AdaWorld: Learning Adaptable World Models with Latent Actions¶
Conference: ICML 2025
arXiv: 2503.18938
Code: https://adaptable-world-model.github.io
Area: Self-Supervised Learning
Keywords: World Models, Latent Actions, Self-Supervised, Video Pre-training, Action Transfer
TL;DR¶
AdaWorld is proposed, which builds highly adaptable world models by performing action-aware pre-training through self-supervised extraction of latent actions from videos, supporting zero-shot action transfer and fast adaptation to new environments with few interactions.
Background & Motivation¶
Background: World models aim to learn action-controlled future prediction, which is crucial for agent development. Existing methods rely on massive action-annotated data and expensive training to achieve action controllability.
Limitations of Prior Work: (a) Action formats vary across different environments, making it difficult to define a unified format; (b) adapting to new environments requires re-collecting massive action labels and retraining; (c) world models pre-trained solely on action-free videos lack action controllability.
Key Challenge: How to introduce action information during the pre-training phase without relying on explicit action labels?
Goal: Build world models that can rapidly adapt to new environments.
Key Insight: Extract latent actions from video frame pairs in a self-supervised manner—using an information bottleneck to force the encoder to retain only the most critical transitions between frames (i.e., action information) while removing context (such as color, texture).
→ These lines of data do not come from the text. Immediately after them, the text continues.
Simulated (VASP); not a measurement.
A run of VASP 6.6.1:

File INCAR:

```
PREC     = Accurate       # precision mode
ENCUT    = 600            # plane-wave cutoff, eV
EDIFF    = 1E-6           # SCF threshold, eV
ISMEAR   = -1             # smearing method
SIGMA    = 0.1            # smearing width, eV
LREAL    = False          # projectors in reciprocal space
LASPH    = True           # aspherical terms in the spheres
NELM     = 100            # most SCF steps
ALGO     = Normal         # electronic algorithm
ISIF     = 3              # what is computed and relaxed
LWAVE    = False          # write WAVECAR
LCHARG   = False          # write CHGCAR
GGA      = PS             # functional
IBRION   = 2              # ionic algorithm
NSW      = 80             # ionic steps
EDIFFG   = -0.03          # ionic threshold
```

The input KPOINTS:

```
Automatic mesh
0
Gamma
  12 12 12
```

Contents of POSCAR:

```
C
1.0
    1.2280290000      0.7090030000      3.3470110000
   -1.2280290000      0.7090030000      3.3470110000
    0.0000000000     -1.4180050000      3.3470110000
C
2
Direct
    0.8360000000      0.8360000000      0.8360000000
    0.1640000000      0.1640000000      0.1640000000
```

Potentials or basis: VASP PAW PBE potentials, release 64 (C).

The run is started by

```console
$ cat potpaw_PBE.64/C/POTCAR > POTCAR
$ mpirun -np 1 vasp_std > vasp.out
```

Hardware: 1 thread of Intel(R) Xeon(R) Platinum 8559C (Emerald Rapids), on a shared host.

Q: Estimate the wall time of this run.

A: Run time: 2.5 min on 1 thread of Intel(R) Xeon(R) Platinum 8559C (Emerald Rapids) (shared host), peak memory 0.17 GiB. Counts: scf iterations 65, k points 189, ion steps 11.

Core Idea: Latent actions are context-independent and can transfer across environments—enabling action transfer to new scenes given just a single demonstration.
Method¶
Overall Architecture¶
Two components: 1. Latent Action Autoencoder: Extracts latent actions from unlabeled videos. 2. Autoregressive World Model: Predicts the next frame conditioned on latent actions.
Key Designs¶
-
Latent Action Autoencoder:
- Function: Extracts compact latent actions \(\tilde{a}\) from two consecutive frames \(f_t, f_{t+1}\).
- Mechanism: The encoder uses a spatiotemporal Transformer to extract latent actions from frame pairs, and the decoder predicts \(f_{t+1}\) based on \(\tilde{a}\) and \(f_t\). An information bottleneck from \(\beta\)-VAE is employed to force \(\tilde{a}\) to encode only the most critical transitions between frames.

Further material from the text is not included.